Fintech Lending Is on the Rise Globally but Policymakers Must Watch the Space Closely to Protect Consumers: Report

Demand for Fintech services and loans have surged in India this year, according to local news outlet Live Mint. The credit flows of Fintechs and Big-tech firms have increased significantly during the past few years in highly developed countries.

Commercial banks have emerged as leaders when it comes to lending for longer or extended  timeframes. But can Fintechs and Big tech companies offer comparable products and services?

During the past few years, the trend of Fintech credit and lending by tech firms has really picked up. A recent study by Guillio Cornelli (and his colleagues) of the Bank for International Settlements reveals that these alternative forms of lending have grown considerably in areas with unmet demand for credit and also where appropriate institutional framework or infrastructure exists.

Fintech lenders typically provide credit online and are not run by traditional or commercial banks. Meanwhile, Big tech lending involves large firms like Amazon and Google providing credit or financial assistance (but their main product offering is digital technology services).

The study by Cornelli and his colleagues noted that last year, the value of Fintech credit and Big tech credit was around $223 billion and $572 billion, respectively. The report’s authors found that there were several demand factors that led to increased adoption of these new lending models across different global economies. For instance, in developed countries, the demand for credit remains quite high, which creates more opportunities for Fintechs. Countries with fewer physical bank branches or with costly or inefficient banking services also had greater demand for Fintech-based credit solutions, the study confirmed.

The research study further noted that countries with proper regulatory frameworks and guidelines for Fintechs and Big tech lending make it a lot easier for these services to expand, while strict or inflexible banking regulations may hinder their growth and adoption.

The study’s authors stated that these new Fintech lenders in the credit space are often not included or considered in a country’s official credit statistics, which can be problematic because it can become more challenging for regulators to monitor these activities.

The study also warned that the fast-growing credit market involving such companies may endanger or expose financial systems to various systemic risks. The authors recommended that policymakers should monitor or keep a close eye on these nascent markets in order to better assess their risks and future potential.
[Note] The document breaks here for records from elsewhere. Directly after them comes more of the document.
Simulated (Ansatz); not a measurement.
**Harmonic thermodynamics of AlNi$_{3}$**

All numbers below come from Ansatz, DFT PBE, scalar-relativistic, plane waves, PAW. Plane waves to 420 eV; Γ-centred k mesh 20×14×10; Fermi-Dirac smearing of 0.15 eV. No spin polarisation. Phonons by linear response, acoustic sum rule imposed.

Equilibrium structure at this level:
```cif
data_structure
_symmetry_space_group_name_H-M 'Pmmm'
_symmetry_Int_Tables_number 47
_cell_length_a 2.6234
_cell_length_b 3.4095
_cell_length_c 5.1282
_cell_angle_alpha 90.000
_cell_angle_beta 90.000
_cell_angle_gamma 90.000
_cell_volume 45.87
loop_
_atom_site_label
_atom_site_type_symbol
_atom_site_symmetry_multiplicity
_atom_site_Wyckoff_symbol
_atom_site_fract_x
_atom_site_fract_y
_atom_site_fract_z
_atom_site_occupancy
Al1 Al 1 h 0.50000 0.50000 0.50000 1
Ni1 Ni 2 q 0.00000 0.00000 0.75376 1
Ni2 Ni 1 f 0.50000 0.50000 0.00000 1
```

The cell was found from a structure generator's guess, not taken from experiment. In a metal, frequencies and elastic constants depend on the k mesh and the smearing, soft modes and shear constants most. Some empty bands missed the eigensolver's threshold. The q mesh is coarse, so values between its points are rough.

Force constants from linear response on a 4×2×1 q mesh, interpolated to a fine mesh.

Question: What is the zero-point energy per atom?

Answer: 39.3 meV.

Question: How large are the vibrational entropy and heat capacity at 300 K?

Online lenders are now a rapidly growing Fintech segment. As reported recently, UK-based digital banking and online lender Zopa aims to generate profits in 2021, and will compete with Revolut, Monzo, and other European challengers.

Indian Fintech U GRO Capital, an online lending platform for SMEs, reported over $2 million in net profit for the current FY. Fintech lending in Indonesia is also on the rise, but it might not be able to fully support participation from retail investors.

India’s consumer lending platform ZestMoney revealed, earlier this year, that the country’s severe lockdowns led to “almost complete cessation” of economic activity.